Ring-ditch, Killalane, Co. Dublin
Co. Dublin |
Ritual/Ceremonial
There is nothing to see at Killalane.
No earthwork rises from the soil, no stone breaks the surface, no marker indicates that anything of note lies beneath the ground. And yet, from the air, the field reveals itself: three circular ring-ditches, pressed into the crop as ghostly discolourations, visible only when grain grows unevenly over buried features and the angle of light and season conspire to make the invisible briefly legible.
A ring-ditch is exactly what the name suggests, a circular trench cut into the earth, though what such features originally held or marked is not always straightforward to establish. Many are thought to be the eroded remnants of Bronze Age burial mounds, where the outer ditch of a long-vanished barrow survives underground long after the mound itself has been ploughed flat over centuries of agriculture. The three examples at Killalane, recorded in the Sites and Monuments Record and noted through aerial reconnaissance by T. Condit, sit close together within the same arable field on a gentle south-facing slope, a grouping that suggests deliberate placement rather than coincidence. Their companions in the field, catalogued separately as DU005-107 and DU005-108, complete what appears to be a small prehistoric cluster, the kind of low-key funerary landscape that once dotted the Irish countryside far more densely than surviving monuments suggest.

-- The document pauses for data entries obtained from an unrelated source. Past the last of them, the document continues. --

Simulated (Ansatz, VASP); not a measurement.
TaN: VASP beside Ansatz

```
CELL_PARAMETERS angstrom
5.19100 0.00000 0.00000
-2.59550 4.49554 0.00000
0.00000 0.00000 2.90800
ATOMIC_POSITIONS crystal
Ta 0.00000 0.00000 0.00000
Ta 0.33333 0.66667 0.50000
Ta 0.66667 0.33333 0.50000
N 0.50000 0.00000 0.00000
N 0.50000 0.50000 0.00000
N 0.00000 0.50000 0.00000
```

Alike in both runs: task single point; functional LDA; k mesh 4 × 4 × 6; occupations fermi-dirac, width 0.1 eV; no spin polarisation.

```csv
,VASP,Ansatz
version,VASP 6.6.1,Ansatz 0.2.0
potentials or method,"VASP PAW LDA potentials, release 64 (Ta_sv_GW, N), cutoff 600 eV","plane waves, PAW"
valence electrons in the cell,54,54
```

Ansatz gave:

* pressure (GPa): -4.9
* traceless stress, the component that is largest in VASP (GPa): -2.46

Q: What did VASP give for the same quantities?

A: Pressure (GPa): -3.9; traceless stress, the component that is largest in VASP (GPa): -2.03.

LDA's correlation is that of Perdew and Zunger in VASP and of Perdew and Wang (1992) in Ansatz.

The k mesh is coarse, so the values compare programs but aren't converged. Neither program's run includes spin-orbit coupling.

For anyone making their way to this part of County Dublin, the experience is one of inference rather than observation. The field itself offers nothing to the eye at ground level; the crop marks that revealed these features appear only under specific conditions, when differential soil moisture or root depth causes the vegetation above a buried ditch to grow at a slightly different rate than the surrounding crop, and only then when photographed from altitude at the right time of year, typically during a dry summer. What a visit offers, then, is a particular kind of attention, the practice of looking at an ordinary agricultural field and holding in mind that the land remembers things the surface no longer shows.